[PATCH v4 0/8] sched: Implement shared runqueue in fair.c

From: David Vernet
Date: Mon Dec 11 2023 - 19:31:54 EST


This is v4 of the shared runqueue patchset. This patch set is based off
of commit 418146e39891 ("freezer,sched: Clean saved_state when restoring
it during thaw") on the sched/core branch of tip.git.

In prior versions of this patch set, I was observing consistent and
statistically significant wins for several benchmarks when this feature
was enabled, such as kernel compile and hackbench. After rebasing onto
the latest sched/core on tip.git, I'm no longer observing these wins,
and in fact observe some performance loss with SHARED_RUNQ on hackbench.
I ended up bisecting this to when EEVDF was merged.

As I mentioned in [0], our plan for now is to take a step back and
re-evaluate how we want to proceed with this patch set. That said, I did
want to send this out in the interim in case it could be of interest to
anyone else who would like to continue to experiment with it.

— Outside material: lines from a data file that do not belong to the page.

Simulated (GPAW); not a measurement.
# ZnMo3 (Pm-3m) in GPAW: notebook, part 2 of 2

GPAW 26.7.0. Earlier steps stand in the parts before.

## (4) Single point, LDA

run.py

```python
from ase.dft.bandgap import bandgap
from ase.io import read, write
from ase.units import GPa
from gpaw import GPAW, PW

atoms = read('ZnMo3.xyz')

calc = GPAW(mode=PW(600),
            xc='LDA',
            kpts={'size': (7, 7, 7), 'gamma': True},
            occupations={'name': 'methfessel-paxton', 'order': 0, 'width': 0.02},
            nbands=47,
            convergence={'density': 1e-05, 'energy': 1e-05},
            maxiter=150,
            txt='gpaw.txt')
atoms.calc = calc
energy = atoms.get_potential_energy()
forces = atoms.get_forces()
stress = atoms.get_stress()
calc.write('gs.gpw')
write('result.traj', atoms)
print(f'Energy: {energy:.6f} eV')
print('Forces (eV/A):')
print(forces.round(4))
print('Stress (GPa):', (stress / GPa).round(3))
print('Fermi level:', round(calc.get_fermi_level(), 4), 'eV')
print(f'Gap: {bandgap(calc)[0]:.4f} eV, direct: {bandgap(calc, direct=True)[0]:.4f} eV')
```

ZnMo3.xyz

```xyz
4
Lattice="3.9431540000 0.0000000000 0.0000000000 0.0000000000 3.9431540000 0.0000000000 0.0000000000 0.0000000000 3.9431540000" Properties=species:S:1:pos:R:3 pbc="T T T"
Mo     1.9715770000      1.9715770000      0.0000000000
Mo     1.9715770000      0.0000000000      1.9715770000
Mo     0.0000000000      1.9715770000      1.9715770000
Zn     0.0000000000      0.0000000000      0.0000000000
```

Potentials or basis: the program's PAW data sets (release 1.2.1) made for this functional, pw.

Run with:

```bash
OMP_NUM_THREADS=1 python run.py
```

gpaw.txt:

[0]: https://lore.kernel.org/all/20231204193001.GA53255@maniforge/

v1 (RFC): https://lore.kernel.org/lkml/20230613052004.2836135-1-void@xxxxxxxxxxxxx/
v2: https://lore.kernel.org/lkml/20230710200342.358255-1-void@xxxxxxxxxxxxx/
v3: https://lore.kernel.org/all/20230809221218.163894-1-void@xxxxxxxxxxxxx/

v3 -> v4 changes:
- Ensure list is fully drained when toggling feature on and off (noticed
offline by Chris Mason, and independently by Aboorva Devarajan)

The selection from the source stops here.